Rebel forces have routed most of Libyan leader Muammar Qaddafi’s troops in the oil town of Brega in the biggest boost for the insurgents’ military campaign in eastern Libya in weeks, a rebel spokesman said yesterday.
The rebel fighters have encircled Brega, an oil export terminal with a refinery and chemical plant which for months marked the eastern limit of Qaddafi’s control, rebel spokesman Shamsiddin Abdulmolah said.
However, its streets are littered with landmines, making it hard to secure full control of the area.
“The main body [of Qaddafi’s forces] retreated to Ras Lanuf” to the west, Abdulmolah said by telephone. “I am told they have some four-wheel-drive trucks with machineguns spread out between Ras Lanuf and Bishr.”
While rebel fighters have been making gains in eastern and western Libya in recent days, Russia criticized the US and other countries for recognizing the rebel leadership as the legitimate government of Libya, saying they were taking sides in the insurgents’ five-month-old war to oust Qaddafi.
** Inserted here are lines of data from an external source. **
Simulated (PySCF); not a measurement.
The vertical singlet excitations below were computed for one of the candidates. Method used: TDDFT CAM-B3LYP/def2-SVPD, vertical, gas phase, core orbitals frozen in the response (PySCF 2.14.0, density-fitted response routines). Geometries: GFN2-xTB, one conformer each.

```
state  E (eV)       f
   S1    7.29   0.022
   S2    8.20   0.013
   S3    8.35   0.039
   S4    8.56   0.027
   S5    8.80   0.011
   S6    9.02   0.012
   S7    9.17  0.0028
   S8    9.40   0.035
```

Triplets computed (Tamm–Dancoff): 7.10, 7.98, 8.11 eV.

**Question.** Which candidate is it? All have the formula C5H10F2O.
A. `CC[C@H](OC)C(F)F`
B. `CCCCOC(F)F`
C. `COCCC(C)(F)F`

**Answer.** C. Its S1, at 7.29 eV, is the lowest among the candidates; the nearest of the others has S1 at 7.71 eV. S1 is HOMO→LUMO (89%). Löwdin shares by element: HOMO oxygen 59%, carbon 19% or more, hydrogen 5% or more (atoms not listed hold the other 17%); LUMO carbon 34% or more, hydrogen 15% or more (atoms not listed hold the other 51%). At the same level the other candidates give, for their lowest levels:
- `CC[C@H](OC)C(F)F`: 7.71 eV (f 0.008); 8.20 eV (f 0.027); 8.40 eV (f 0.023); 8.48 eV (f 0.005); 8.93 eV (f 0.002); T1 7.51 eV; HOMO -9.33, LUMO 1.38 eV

“Those who declare recognition stand fully on the side of one political force in a civil war,” Russian Foreign Minister Sergei Lavrov told reporters in Moscow yesterday.
US Secretary of State Hillary Rodham Clinton announced US recognition of the rebels on Friday, while in Turkey for a meeting of an international contact group on Libya — a major diplomatic step that could unblock billions of dollars in frozen Libyan funds. Russia and China have taken a softer line towards Qaddafi, and neither attended the contact group meeting. Brega, about 750km east of Tripoli, is the site of a strategic oil terminal.
The attack could signal a new rebel push westwards from their main stronghold in the east of the country after weeks of stalemate.
Qaddafi is refusing to step down despite the five-month-old rebellion against his rule, a campaign of NATO air strikes, and the defections of members of his inner circle. The slow progress of the rebel military campaign has caused strains within NATO, some member states pressing for a negotiated solution to hasten the end of a conflict many thought would last only a few weeks.
Reports have circulated that Qaddafi is seeking a negotiated way out of the crisis, but in a speech on Saturday he described the rebels as worthless traitors and rejected suggestions that he was about to leave the country. Brega has changed hands several times in the back-and-forth fighting along Libya’s Mediterranean coast since the rebellion began in February. Rebels say taking it back will be a tipping point in the conflict on the eastern front.